With all the brouhaha surrounding the recent Synod on the Family, it may be tempting to think that Pope Francis’ only legacy will be one of deep questioning about coherence between our understanding of holy scripture and the practices of religious traditions in the church, especially with regards to the quality of mercy. But for me, this will be but a step in a journey that was prefigured by something that he said at a weekday morning Mass in April 2013: “Christians who are afraid to build bridges and prefer to build walls are Christians who are not sure of their faith, not sure of Jesus Christ.”
I remembered that statement when he praised the work of four Americans in his address to the U.S. Congress: Abraham Lincoln, Martin Luther King, Thomas Merton and Dorothy Day. It was an interesting set of choices, none of them officially declared saints by the church, yet praiseworthy in his eyes, bridge builders to be sure. One built a bridge of peace between two disparate parts of a nation torn by civil war, another built a bridge of justice between races separated by violence and fear, another built a bridge of understanding between world religions, and another built a bridge of compassion between the poor and the powerful.

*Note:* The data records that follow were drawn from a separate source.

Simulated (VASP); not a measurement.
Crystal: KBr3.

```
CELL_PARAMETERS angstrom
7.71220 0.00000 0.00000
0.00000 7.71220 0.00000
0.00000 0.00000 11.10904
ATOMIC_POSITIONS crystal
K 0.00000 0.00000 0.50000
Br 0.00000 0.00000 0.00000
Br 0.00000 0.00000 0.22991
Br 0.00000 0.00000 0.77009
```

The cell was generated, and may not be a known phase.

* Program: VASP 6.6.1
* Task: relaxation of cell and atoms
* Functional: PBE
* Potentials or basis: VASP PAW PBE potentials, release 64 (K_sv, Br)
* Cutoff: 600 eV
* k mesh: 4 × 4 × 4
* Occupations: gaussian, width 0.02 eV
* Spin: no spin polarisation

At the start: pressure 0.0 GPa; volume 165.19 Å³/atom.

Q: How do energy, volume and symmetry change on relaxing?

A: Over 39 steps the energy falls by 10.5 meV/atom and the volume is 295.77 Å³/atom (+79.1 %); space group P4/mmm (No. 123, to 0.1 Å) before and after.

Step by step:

Pope Francis’ concern for the poor is most strikingly evidenced by his name, chosen because Francis of Assisi “is the man of poverty, the man of peace, the man who loves and protects creation,” he told journalists gathered for a special audience in 2013. Like his namesake, he understood the art of communication and the rich symbolism of what he would say to 5,000 representatives of the world’s mass media: “How I would like a church that is poor and for the poor,” he mused.
For me, his legacy will be the fact that Pope Francis built a bridge between the cry of the earth and the cry of the poor. Regardless of his success in changing the attitudes and behaviors of polluters around the world, he has made it much more difficult to not see at a single glance rain-forests, polar bears and vulnerable people, all threatened by the same policies and practices, whether callous or simply misinformed.
We treat people the way we treat the environment, argued Leonardo Boff (Cry of the Earth, Cry of the Poor, 1995), a fellow South American. Boff wrote extensively about cosmic Christology and the vision of Francis of Assisi. This book is replete with notions that are now amplified by Pope Francis (Laudato Si’, 2015.)
The pope’s address to congress was also interesting from another perceptive. In choosing to mention the names of Thomas Merton and Dorothy Day, he drew attention to bridges that are especially important in our own times. Merton, who confessed to be “in some secret way a son of St. Francis,” built a bridge between prayer and action, monasticism and activism (Franciscan Eremitism, 1966) (You may wish to check out Where the Grey Light Meets the Green Air: The Hermit as Pilgrim in the Franciscan Spirituality of Thomas Merton by Sean Edward Kinsella.)
Meanwhile, Day, born in the shadow of the Brooklyn Bridge, was motivated in her social action by a spirituality that had deep roots in the Franciscan teaching of her mentor Peter Maurin. She built a bridge between the people left destitute by the Depression and church authorities that regarded care of the poor as synonymous with Communism (ring a bell?), and another bridge between war and peace that she saw as not only an end but also the means by which to achieve it. A radical pacifist, she actively confronted state-sanctioned violence.
Finally, this being the month of November, the time in which we celebrate the lives of saints and commemorate our own loses, we are reminded of the final frontier of bridge-building, the passage from life to death, shores that are closer than we often imagine. This is the subject of one of the most hopeful verses in Francis of Assisi’s classic Canticle of Creation, of which “Laudato Si” are the opening words. Approaching the end of his own earthly life, he embraces death with sibling affection: “Be praised, my Lord, for our Sister Death, whom we must all face.”
Seeing death as a bridge, the reconciliation of what seems to the human mind to be irreconcilable, he joyfully and confidently ends his poem and his life with these words: ‘I praise and bless you, Lord, and I give thanks to you, and I will serve you in all humility.” These words should be our daily prayer as we stare at chasms and obstacles. No distance is too great; no wall too daunting for bridges that people of faith can and must build with humility.
Dr. King once said, “One of the great tragedies of life is that men seldom bridge the gulf between practice and profession, between doing and saying. A persistent schizophrenia leaves so many of us tragically divided against ourselves. On the one hand, we proudly profess certain sublime and noble principles, but on the other hand, we sadly practice the very antithesis of these principles. How often are our lives characterized by a high blood pressure of creeds and an anemia of deeds!”
So many bridges to build. So many reasons to doubt our capacity to build them. Yet Pope Francis reminds us that, with sureness in Jesus Christ, we can. I wish the reverend doctor could have met him. Maybe he did in that dream that he had.